Library Director: A Possible Future

Thinking about the future has been very common for me in 2011.  I’ve asked myself time and time again, “what is my place in libraries?” but I haven’t come to a final answer.  I’ve had this feeling that I can’t be a teen librarian forever, but since it is the only position I’ve ever held I’ve had a hard time looking past it.  Could I be an academic librarian?  A self employed librarian?  These ideas have come and gone, but no one answer has really stuck.  Until recently…
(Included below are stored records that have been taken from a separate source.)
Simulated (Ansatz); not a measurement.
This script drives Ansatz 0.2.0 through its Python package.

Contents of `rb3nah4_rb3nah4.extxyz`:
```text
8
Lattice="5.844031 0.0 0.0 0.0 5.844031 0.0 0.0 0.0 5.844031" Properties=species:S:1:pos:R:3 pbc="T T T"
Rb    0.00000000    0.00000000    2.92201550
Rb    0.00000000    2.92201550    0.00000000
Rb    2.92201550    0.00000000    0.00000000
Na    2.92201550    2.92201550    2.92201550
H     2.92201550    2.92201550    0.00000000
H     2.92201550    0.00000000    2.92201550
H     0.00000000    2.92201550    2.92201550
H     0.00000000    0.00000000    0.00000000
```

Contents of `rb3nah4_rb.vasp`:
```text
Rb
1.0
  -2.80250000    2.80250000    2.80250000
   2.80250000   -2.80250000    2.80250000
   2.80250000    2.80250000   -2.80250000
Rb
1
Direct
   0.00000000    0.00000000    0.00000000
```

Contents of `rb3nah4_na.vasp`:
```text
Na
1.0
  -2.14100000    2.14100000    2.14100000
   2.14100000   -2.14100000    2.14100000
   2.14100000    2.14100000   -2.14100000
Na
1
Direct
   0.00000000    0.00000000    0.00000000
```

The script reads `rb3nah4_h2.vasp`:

I started thinking about a possible future as a library director after my participation in the 2010 ALA Emerging Leaders program. Maureen Sullivan, who was the ALA Emerging Leaders Facilitator at the time shared a quote by Frances Hesselbein with the class that’s forever changed me:

“The leader’s job is not to provide energy but to release it from others.”

(you can read about my ALA Emerging Leaders experience here and here)

It’s a cliche, but I’ll say it…my mind was blown.  Up until that point in my professional career, I always thought that moving up the “library ladder” allowed you to do whatever the heck you wanted to do.  You were the person in charge…the big shot…the leader.  The way that the community views the library is now in your hands and you can mold it and shape it all you want.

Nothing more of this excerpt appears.